Three Digital Metrics Every Marketer Needs To Use To Understand Brand Engagement
Engagement rate is a vanity metric that simply doesn't cut it anymore, here's three alternative approaches to dig deeper into your audience's actual engagement with your brand.
Should your marketing team care about engagement rates? The short answer is no, marketers need to stop putting so much focus on engagement rates when they measure success. The long answer involves me talking to some industry experts to find out what why looking at engagement rates can be misleading and how the metric can be repurposed for deeper insights.

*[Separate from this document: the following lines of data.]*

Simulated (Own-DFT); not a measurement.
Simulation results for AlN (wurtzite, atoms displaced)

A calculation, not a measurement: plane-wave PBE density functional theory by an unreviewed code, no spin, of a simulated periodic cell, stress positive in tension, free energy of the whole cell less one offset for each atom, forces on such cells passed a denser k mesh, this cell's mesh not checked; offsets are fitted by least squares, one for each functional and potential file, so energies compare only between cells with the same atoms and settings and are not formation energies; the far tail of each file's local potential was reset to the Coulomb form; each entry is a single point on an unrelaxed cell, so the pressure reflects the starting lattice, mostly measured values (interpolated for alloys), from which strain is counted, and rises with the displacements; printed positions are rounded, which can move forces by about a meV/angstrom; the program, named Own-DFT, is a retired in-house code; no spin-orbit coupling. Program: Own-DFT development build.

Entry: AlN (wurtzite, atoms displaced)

The consensus amongst the industry experts was that engagement rate is a vanity metric that simply doesn’t cut it anymore. That’s why they proposed three alternative approaches to the metric, which will allow you to dig deeper into your audience’s actual engagement with your brand:
1. THE HEALTH OF THE ENGAGEMENT RATE
Looking at an engagement rate in isolation does not indicate a whole lot. Measuring a passive act by consumers (double tapping as they scroll down a seemingly endless feed) does not actually indicate anything about the level of engagement and the connection a consumer makes with the brand message. “In my view, a healthy engagement rate that is improving over time is the key social media metric that each brand should closely monitor,” says Heba Sayed, Marketing Manager at IBM Watson Customer Engagement, Middle East, Africa, and Turkey. Marketers should shift their focus away from how high the engagement rate is to focus instead on the health of that rate.
Heba Sayed, Marketing Manager at IBM Watson Customer Engagement, Middle East, Africa, and Turkey
Is it improving over time? Is that improvement reflected in an improvement on other metrics? Does it amplify the brand image and message? “This takes a lot of work from the brand, though, to be able to generate a consistent drumbeat of messaging and content that pleases its audience and inspires action,” Sayed explains. “But it's an effort that will be highly rewarded!”
2. DAILY ACTIVE USERS
Delving even deeper into the quality of engagement, Klime Mickovski, Acting Head of Product/Head of Data & Insights - Digital at Sky News Arabia, advises marketers to use daily active users as their key metric. “Daily active users are users who visit or interact with a product or service on a daily basis- whether that be a company’s website, social channels, or app,” he explains. “This means that your daily active users are actually true loyal fans who have your brand top of mind."
Klime Mickovski, Acting Head of Product/Head of Data & Insights - Digital at Sky News Arabia
"They are a gold mine in terms of embodying and spreading your message. The number of daily active users is a far more superior metric to the number of followers, as it measures the actual brand loyalists who spread your brand awareness and reach, and at the same time, also directly impact the digital revenue you generate, as they consume most of your monetizable inventory. If brands prioritize the number of daily active users as their growth metric, they will be able to expand both their audience and revenue.”
3. FLUCTUATION OVER TIME
Benchmarking results is an important habit that can drive marketers to achieve more and perform better. This is certainly an outlook that Jamal Al Mawed, founder and Managing Director at Gambit Communications, also subscribes to. “All the current metrics such as reach, impressions, hits, interactions, engagement, etc. are just numbers, unless we are looking at the fluctuations in them versus our competition, or our own previous history,” Mawed says.
Jamal Al Mawed, founder and Managing Director at Gambit Communications
“That’s when we can use them to get more insights into what we are doing right or wrong.” Indeed, consistently monitoring both your brand, as well as its competitors can present a great array of data to be used for actionable insights. The best practice for marketers would be to keep tabs on results over time, and deep dive into steep fluctuations to understand what’s working and what’s not.